By Aleks Sheynkman
Director of Engineering
Every business in the modern age benefits from digitization. The ability to track, automate, gather data, and learn is what enables us to get better—whether you’re a tech startup or an established ecommerce firm. This universal digitization trend has also given rise to new business responsibilities that support an influx of data—including IT facilities management.
While many businesses rightfully prioritize hiring data engineers and technology experts, you can’t overlook the fundamental need for IT facility management. This doesn’t always mean hiring another person; rather, it requires facility management staff who understand the nuances of managing a technical environment.
Understand the role of IT facilities management
What is IT facilities management? It’s the comprehensive oversight of a business’ IT infrastructure from a facilities standpoint. Where an IT specialist ensures the operability of networked systems, an IT facilities manager ensures facilities support those functions. In simpler terms: an IT professional wires the server rack, while an IT facility manager ensures the room it’s in has proper ventilation, temperature controls, and air handling.
Also called Information Technology Infrastructure Library (ITIL), the role takes the principles of general facilities management and marries them to an array of important IT demands. The objectives of IT facilities management are clear:
- Optimize synergy between digital assets and workplace facilities
- Cooperate with IT support to install and service IT assets
- Manage the physical environment of vital IT infrastructure
General facilities management enables a productive, supportive workplace; IT facilities management keeps the workplace connected.
Optimize synergy between assets and facilities
IT assets take many forms: simple routers, modems, computer workstations, commercial copy machines, servers, and various Internet of Things (IoT) devices. Just as these assets support the daily needs of employees, facilities themselves need to support IT assets. The copy machine should be accessible in an area where the most staff will benefit from it. IoT devices need to coexist with the spaces they monitor and collect data in.
IT facility managers need to examine the relationship between IT assets and facilities to understand their synergy. How can facilities enable IT assets and what can these assets do to improve facilities? It starts with careful consideration of the relationship between them.

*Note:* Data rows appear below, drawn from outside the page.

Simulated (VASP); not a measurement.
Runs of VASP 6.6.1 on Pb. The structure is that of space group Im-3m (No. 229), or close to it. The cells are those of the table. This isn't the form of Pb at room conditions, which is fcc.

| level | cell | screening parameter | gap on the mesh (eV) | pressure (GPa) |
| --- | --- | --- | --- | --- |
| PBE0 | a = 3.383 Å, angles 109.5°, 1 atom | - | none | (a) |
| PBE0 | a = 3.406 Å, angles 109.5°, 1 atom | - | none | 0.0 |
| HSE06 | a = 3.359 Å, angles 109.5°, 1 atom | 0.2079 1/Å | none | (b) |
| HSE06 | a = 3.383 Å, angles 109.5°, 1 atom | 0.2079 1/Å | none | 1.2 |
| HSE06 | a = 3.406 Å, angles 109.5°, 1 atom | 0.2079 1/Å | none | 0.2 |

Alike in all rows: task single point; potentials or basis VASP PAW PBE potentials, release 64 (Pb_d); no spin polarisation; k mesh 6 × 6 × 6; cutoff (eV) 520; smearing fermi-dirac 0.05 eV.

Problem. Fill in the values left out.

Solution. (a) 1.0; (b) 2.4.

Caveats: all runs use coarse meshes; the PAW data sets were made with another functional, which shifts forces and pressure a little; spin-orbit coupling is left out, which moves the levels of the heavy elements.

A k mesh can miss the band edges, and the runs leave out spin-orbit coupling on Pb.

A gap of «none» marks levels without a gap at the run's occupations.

Cooperate with IT support teams
A big part of IT facility management is collaboration with IT service techs. Facility managers know how employees interact with their tech-enabled workplace, but they don’t handle the administration of that tech. Likewise, IT teams cover all aspects of administration, but don’t gauge the need.
IT personnel get digital networks and systems up and running, but it’s the job of facility managers to provide the framework. IT managers don’t decide where to set up the server room or how many workstations go on the third floor. It’s up to facility managers to provide an IT blueprint to the support teams that set up and maintain assets. From there, it’s a collaborative approach that allows the digital and physical workplace to operate in harmony.
Manage the physical environment
At larger companies, demand for IT facilities management is sometimes enough for a full-time job. These companies maintain secure server rooms, data centers, and complex IT infrastructures. The sheer amount of cabling and racked hardware puts the onus of maintenance on the facilities themselves.
- Are these assets getting enough power?
- Are there redundant backups?
- Is climate stringently controlled?
- Is air quality monitored?
These IT management questions have solutions rooted in facilities management. Utilities, HVAC, and air quality are broad functions of facilities management. IT environments almost become facilities within facilities and demand their own specialized oversight. If the server room temperature needs to stay within 68 degrees to 71 degrees and your employees prefer temperatures between 72 degrees to 75 degrees, both standards need to coexist in harmony.
Security is also important here. Digital security is a cornerstone of modern business operations, and that includes at the point of physical storage. Coordinating access control, alert, and monitoring systems for IT environments is of paramount concern—another duty of facilities managers.
IT is the backbone of business
This is the age of IT facilities management. Employees need a supportive work environment and nothing ensures that more reliably than IT infrastructure. Well-maintained IT hardware and systems result in the digital reliability and accessibility employees rely on every day. As businesses digitize more aspects of operations, emphasis on good IT facilities management grows. If you want your workplace to support employees, make sure it supports a robust IT infrastructure too.